The court also refused the woman's claim for compensation from the company, according to a recently disclosed court case.

The case has sparked widespread discussion on social media platforms. Some netizens said the company's actions may infringe on employees' privacy, while others argued that the installation of cameras in an office space is a normal practice and employees should not obstruct them.

In June 2019, the company installed several high-definition cameras in the workplace. One of them was positioned above the workstation of the female employee, who was concerned it would violate her privacy.

Consequently, she used two umbrellas to block the camera. Despite repeated talks with the employee and two warning letters from the company's human resources manager, she continued to use the umbrellas at her workstation.

A month later, the company terminated her employment contract, citing serious disciplinary violations for using the umbrellas at her workstation.

After being dismissed, the employee demanded the company pay her about 335,000 yuan ($46,000) in compensation for unlawful termination. After two trials and a retrial, the Guangdong Provincial High People's Court concluded that the company's decision to terminate the contract was legal and reasonable, and rejected the employee's compensation claim.

The ruling said the company installed the cameras to ensure the safety of personnel, property and materials in the workplace, which is a common and legitimate practice. The cameras were installed in areas where multiple people work and were typically positioned in upper corners.

The employee claimed that the camera above her workstation could easily violate her privacy, but she provided no evidence to support her claim. The high court also said that she did not comply with the company's request to remove the umbrellas and refused to correct her actions after receiving the two warning letters from the HR manager, which disrupted normal work order and had a negative impact on other employees. Therefore, the company had the right to terminate the labor contract with the employee.

Lou Yu, a law professor at the China University of Political Science and Law, noted that from a labor law perspective, if an employer needs to monitor employees' work, it should be included in the company's regulations or employment contracts.

Companies are required to publicize regulations on monitoring and solicit employee opinions, he said.

Employers must obtain employees' consent and ensure that monitoring is necessary for productivity. The need for monitoring can be stipulated in contracts, regulations or collective agreements, he said.

"Companies must ensure personal surveillance information is used solely for production and operational purposes and not provided to others or used for other purposes to prevent the leakage of personal information," he said.

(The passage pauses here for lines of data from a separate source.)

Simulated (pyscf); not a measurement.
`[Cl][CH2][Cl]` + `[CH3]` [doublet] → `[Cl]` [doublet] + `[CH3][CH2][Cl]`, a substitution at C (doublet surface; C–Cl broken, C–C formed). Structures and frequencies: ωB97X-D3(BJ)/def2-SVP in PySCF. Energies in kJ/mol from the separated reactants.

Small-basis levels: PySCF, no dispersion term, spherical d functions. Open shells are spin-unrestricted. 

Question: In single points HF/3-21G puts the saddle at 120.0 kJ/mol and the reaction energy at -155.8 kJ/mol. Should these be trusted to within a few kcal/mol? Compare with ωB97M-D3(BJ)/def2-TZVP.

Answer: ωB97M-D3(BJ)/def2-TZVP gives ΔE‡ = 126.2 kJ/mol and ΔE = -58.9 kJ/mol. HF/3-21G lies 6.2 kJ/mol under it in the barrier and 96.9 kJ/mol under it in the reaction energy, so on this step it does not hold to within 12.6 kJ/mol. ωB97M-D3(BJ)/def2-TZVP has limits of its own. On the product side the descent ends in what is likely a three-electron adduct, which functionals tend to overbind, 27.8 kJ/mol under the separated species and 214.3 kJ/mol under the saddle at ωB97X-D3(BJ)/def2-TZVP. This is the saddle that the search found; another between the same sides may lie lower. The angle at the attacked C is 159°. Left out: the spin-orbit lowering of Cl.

Huang Leping, head of the Beijing Yilian Legal Aid and Research Center of Labor, said that installing surveillance cameras in the workplace falls within the scope of a company's management rights. He emphasized that while companies can install surveillance equipment to strengthen management, they must not infringe on employees' privacy rights.

Employees who believe their privacy rights are infringed upon due to such cameras can lodge complaints with their local trade unions or labor inspection departments, he said, adding that it is more appropriate for a third party to settle the matter.